In the mobile space, new flagship phones and continued growth in emerging markets will drive sales during the second half of 2017. Smartphone revenues will total $439 billion by the end of 2017, a seven percent improvement.

cloud computing, IT spending

“Cloud and mobile are still the big drivers for IT spending, despite the attention devoted to new technologies like augmented reality, artificial intelligence, and robotics,” noted Stephen Minton, vice president of Customer Insights and Analysis at IDC, in a statement. “New technologies will drive a larger share of market growth in the next 5-10 years, but the short term will also see a resurgence of growth in markets tied to 3rd Platform opportunities, including cloud services, mobility, and big data.”

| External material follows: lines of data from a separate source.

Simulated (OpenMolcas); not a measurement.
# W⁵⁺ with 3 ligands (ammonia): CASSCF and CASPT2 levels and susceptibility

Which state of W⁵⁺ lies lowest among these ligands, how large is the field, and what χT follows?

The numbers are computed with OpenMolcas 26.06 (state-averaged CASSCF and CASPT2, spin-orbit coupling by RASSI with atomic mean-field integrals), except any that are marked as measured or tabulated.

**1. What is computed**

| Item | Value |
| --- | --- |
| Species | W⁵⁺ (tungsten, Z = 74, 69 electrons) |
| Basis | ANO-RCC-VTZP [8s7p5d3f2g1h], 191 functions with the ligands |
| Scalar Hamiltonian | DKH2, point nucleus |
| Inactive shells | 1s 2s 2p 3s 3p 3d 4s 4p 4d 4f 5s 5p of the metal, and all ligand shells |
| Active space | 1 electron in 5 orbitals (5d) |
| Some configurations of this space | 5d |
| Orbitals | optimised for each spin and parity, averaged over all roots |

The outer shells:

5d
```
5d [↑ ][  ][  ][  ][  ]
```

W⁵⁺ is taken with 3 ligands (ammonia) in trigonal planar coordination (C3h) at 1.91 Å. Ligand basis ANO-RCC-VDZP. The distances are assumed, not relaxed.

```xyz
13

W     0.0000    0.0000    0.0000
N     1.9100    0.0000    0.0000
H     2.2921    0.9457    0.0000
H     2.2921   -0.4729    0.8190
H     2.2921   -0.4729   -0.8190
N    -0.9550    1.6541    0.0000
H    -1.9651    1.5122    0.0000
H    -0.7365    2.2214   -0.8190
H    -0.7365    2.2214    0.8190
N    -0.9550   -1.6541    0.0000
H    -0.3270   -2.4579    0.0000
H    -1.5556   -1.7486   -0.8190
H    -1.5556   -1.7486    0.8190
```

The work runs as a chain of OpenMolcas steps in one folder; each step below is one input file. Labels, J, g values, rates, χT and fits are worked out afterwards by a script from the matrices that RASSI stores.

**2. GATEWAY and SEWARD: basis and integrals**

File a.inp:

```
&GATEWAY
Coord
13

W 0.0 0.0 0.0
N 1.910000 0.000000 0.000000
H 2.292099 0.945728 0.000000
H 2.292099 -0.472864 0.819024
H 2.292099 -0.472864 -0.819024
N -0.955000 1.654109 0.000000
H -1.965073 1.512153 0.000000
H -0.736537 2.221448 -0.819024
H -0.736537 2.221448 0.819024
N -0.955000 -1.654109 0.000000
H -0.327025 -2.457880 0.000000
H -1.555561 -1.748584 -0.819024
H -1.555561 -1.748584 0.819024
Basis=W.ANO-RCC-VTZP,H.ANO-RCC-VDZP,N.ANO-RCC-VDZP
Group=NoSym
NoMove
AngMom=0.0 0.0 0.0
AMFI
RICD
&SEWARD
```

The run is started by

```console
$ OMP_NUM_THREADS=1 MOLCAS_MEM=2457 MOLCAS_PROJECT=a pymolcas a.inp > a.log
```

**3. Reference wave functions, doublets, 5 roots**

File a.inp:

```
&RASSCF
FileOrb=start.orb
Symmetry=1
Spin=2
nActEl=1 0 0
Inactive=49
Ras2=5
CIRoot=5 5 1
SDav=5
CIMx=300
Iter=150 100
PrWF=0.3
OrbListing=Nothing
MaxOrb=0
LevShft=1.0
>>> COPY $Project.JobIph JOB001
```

Spending on software will increase seven percent this year to reach $471 billion as businesses continue to pour funds into big data, analytics and cloud-delivered software-as-a-service (SaaS) solutions. The IT services segment is predicted to post sales gains of three percent.

Not every IT segment will emerge a winner in 2017, however.

“High-end servers are expected to post another year of double-digit decline this year, while hardcopy peripheral spending will fall for the second year in a row,” Minton said. “Overall tablet spending will also decline again, despite improving sales of hybrid and detachable models, while sales of traditional PCs and external storage systems will be broadly flat.”

Networking equipment vendors and traditional IT outsourcing firms will also experience slowing growth, added Minton.

Regionally, China and India will take the lead in IT spending growth with a gain of 10 percent this year, according to IDC. The U.S. will see gains of four percent, followed by Western Europe (three percent), Canada and Japan (two percent each).